Plain Language Summaries: Good for everyone

A blank page of a spiral notebook and and fountain pen.What are Plain Language Summaries? These are an invaluable adjunct to abstracts in academic papers. They help more readers understand the content of the article, especially if the topic is unfamiliar. Beth Myers and Teukie Martin provide a good example when explaining why they use these summaries:

What are Plain Language Summaries (PLS)?

      • Plain language summaries are short summaries of research articles.
      • They communicate the main ideas of the article and are easy to understand.
      • PLS are also used by the government, doctors, and places like banks and utility companies. Some research journals use PLS, too.

Why are PLS important?

      •  Research articles can be hard to read and understand.
      • PLS make research accessible to many kinds of people.
      • Everyone should have access to information that impacts their lives. PLS help make that possible.

Why are PLS important for the Journal of Inclusive Postsecondary Education?

      • We want our work to be as accessible as possible to as many people as possible, including students with intellectual disability and all people who care about inclusive education.
      • We want to show other journals how to be more accessible.
      • We want to make the world a better and more accessible place.

Plain language writing is clear, succinct, and jargon-free, and is organized in a way that helps understanding. It is a reader-centered way of writing so that readers can access, comprehend, and utilise information. Plain language writing benefits all readers while ensuring crucial access for some. It’s universal design.

The title of the article is, Why Plain Language? Linguistic Accessibility in Inclusive Higher Education. The journal is clearly living the message of inclusion in writing up research. As such, this is a short document with all the key information without jargon. 

Example of a plain language summary

Plain Language Summaries are not quite the same as Easy Read or Easy English documents which use simplified language. The wording and pictures in these documents are carefully placed on the page as well. 

What’s the point of academic research if only other academics can understand it? Governments often fund research, so we should all have access to this new knowledge. But if you want to rise in the ranks of academia you need to follow the “rules” for publishing. You also need to show that you know the language and jargon. There is no need to change this. What we need are additional plain language summaries. The picture below shows an example. 

The front page of the academic article showing how the Accessible Summary is presented.
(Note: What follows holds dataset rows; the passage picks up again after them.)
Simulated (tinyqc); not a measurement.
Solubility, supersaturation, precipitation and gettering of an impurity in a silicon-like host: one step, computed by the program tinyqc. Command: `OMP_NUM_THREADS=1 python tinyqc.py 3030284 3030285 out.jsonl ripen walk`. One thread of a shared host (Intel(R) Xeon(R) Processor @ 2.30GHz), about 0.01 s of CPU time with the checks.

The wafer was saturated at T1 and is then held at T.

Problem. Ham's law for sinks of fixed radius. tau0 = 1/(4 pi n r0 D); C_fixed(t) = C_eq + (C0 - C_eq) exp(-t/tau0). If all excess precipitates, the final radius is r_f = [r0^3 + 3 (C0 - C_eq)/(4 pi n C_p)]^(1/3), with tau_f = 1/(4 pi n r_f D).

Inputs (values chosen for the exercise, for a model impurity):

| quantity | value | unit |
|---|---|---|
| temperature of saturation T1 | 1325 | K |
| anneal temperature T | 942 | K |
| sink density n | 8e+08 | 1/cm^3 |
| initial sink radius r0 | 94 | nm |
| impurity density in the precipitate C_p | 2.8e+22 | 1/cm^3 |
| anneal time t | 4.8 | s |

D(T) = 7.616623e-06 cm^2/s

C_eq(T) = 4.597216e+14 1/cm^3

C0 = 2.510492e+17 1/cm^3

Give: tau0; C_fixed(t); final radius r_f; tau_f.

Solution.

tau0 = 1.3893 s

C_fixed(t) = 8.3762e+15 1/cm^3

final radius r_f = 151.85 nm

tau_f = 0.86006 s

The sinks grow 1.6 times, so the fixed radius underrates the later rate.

Academic papers begin with an abstract – an outline of what the paper or article is about. It usually says what the problem is, what they researched and what they found. A plain language summary of the abstract gives the same information but in less words. So what does a plain language summary look like? 

A good example is the article, Co-designing the Cabriotraining: A training for transdisciplinary teams. It begins with an “Accessible Summary” followed by the regular abstract.  This is how it reads:

Accessible summary

    • The research was conducted by a team of researchers. Some of the researchers have experience of living with a disability.
    • The researchers created training for other research teams that include experts by experience.
    • The training has six parts. To decide what happened in the training, the researchers read articles and asked the research teams they trained about what problems they had and what they wanted to know about.
    • The article tells why and how the training was made. It also says what training is needed for researchers with and without disabilities to learn and work together in a way that feels safe and useful.
    • In developing and providing the training, it was very crucial to search for a safe and welcome space for all people involved (Figure 8). As we don’t know what is “safe” for the other, this means we have to search together, in respect and with enough time to get to know each other.

Editor’s note: Great to see an academic paper translated into key points that many more people can understand. From my experience, writing succinctly and plainly is a rare skill in academia. I was delighted to see this example. It’s universal design!